Natural History Part II: Some Trees of Italy (B. 52-59)

Estimate
$40,000 - 60,000
$57,150
Lot Details
The complete set of eight collotype and lithographs in colors, the title print with collage and a transparent paper overlay, on Fabriano Bütten paper, the full sheets and with full margins, lacking the original green portfolio.
1975-76
all I. various sizes
all S. 29 7/8 x 22 1/4 in. (75.9 x 56.5 cm)
All signed with initials and numbered 91/98 in pencil (there were also 17 artist's proofs), published by Propyläen Verlag, Berlin, printed in Switzerland, all framed.

Further Details

Cy Twombly

American | B. 1928 D. 2011

Cy Twombly emerged in the mid-1950s alongside New York artists Jasper Johns and Robert Rauschenberg. While at first developing a graffiti-like style influenced by Abstract Expressionist automatism–having notably studied under Franz Kline and Robert Motherwell at the legendary Black Mountain College between 1951 and 1952–Twombly was a prominent figure in the new generation of artists that challenged the abstract orthodoxy of the New York School. Twombly developed a highly unique pictorial language that found its purest expression upon his life-defining move to Rome in 1957. Simultaneously invoking classical history, poetry, mythology and his own contemporary lived experience, Twombly's visual idiom is distinguished by a remarkable vocabulary of signs and marks and the fusion of word and text. 

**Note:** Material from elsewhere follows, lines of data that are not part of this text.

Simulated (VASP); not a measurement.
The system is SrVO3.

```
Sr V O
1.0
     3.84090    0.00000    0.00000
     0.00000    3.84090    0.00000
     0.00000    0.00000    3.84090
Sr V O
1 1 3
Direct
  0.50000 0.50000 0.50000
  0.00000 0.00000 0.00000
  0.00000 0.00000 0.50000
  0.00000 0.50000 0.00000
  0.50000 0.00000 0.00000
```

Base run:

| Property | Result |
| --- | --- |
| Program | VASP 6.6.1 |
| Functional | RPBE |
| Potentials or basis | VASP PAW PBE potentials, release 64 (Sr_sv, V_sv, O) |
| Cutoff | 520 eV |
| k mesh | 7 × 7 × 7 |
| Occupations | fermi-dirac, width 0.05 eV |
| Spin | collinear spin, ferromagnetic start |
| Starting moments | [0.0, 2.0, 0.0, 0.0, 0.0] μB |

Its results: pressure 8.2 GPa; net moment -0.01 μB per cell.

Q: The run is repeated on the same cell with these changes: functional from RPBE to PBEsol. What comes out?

Cy Twombly produced graffiti-like paintings that were inspired by the work of Willem de Kooning, Jackson Pollock and Robert Motherwell. His gestural forms of lines, drips and splattering were at first not well-received, but the artist later became known as the leader of the estrangement from the Abstract Expressionism movement. Full of energy and rawness, Twombly's pieces are reminiscent of childhood sketches and reveal his inspiration from mythology and poetry.